May 27, 2008
Big Quakes Trigger Global Shaking
The giant earthquake that unleashed the Indian Ocean tsunamis in
2004 - killing more than 225,000 people in one of the deadliest natural
disasters in history - might also have triggered other quakes around
the world, new findings reveal.
The earthquake that ravaged China
last week may also have set off other quakes around the globe, but that
data has not been analyzed yet. But the new research shows that major
earthquakes may routinely set off smaller jolts, even on the opposite
side of the planet and in areas not prone to quakes.
unleashing some 1.3 billion tons of TNT's worth of energy, said
researcher Aaron Velasco, a seismologist at the University of Texas at
El Paso. That is the equivalent of nearly 100,000 Hiroshima bombs,
making it the second largest quake ever recorded with instruments.
And the effects of earthquakes can be felt far and wide. The
earthquake that just hit China, a magnitude 7.9, shook buildings in
Shanghai at least 1,000 miles away from its epicenter in Sichuan.
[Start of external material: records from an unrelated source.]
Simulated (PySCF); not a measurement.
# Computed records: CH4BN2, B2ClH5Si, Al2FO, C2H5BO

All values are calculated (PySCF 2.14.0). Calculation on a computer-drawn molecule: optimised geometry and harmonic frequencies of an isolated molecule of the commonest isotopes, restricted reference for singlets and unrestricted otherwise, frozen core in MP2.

Until recently, scientists did not think major earthquakes set off
smaller tremors at distant locations. Then, in 1992, they found that
California's magnitude-7.3 Landers earthquake set off small jolts as
far away as Yellowstone National Park.
While the 1992 findings suggested earthquakes could trigger smaller
quakes nearby, how far major earthquakes could reach was a mystery. To
investigate further, scientists analyzed 15 earthquakes of magnitude 7
or greater that occurred since 1990. These included the 2004 Indian Ocean earthquake, as well as the 1999 Izmit earthquake in Turkey that killed at least 15,000 and left a half-million homeless.
By studying rumbles in the ground five hours before and five hours
after these earthquakes - data gathered from more than 500 research
stations worldwide - the researchers found that 12 of these large
earthquakes generated surface waves that set off quakes around the
planet. For instance, the 2004 Indian Ocean earthquake triggered small
earthquakes as far away as Alaska, California and Ecuador.
There are normally about 600 small seismic events around the Earth
every five minutes, and after major quakes, the researchers found that
on average, more than twice the normal number of small earthquakes
occurred. Some quakes triggered far more rumbles than this average -
after the 2004 Indian Ocean earthquake, there were roughly 2,400 more
small quakes detected than normal.
Specifically, the researchers found that surface waves from major quakes can often trigger magnitude 4 or smaller earthquakes.
More to learn
There are two kinds of surface waves earthquakes generate - Love
waves, which move in a shearing fashion, and Rayleigh waves, which have
a rolling motion.
Much about earthquakes is still mysterious, however, and it remains unknown how exactly these surface waves trigger smaller quakes at distant locations.
"The passage of the waves may change the water flow in a fault,
possibly increasing the number of conduits that water can flow through
which could cause the fault to slip," said researcher Kris Pankow, a
seismologist at the University of Utah. Surface waves might also
increase the strain on a fault, or loosen a fault so that it
prematurely breaks or slides, she adds.
When the Sichuan quake happened, "we analyzed data from the continental U.S. over 300 stations," Velasco told LiveScience.
Surprisingly, they found no significant increase in rumbles due to the
Chinese quake. Of course, other stations around the world might have
detected quakes, data that have not been analyzed yet, he added.
Alternatively, perhaps the Sichuan quake may not have sent much out in
terms of surface waves.
One question now is "do large quakes trigger other large quakes?"
Velasco said. "Probably not. But we really need to better understand
how stresses from these earthquakes are doing the triggering, the
dynamics of what's happening."
Velasco, Pankow and their colleagues Tom Parsons and Stephen Hernandez detailed their findings online May 25 in the journal Nature Geoscience. The study was funded by the United States Geological Survey and the National Science Foundation.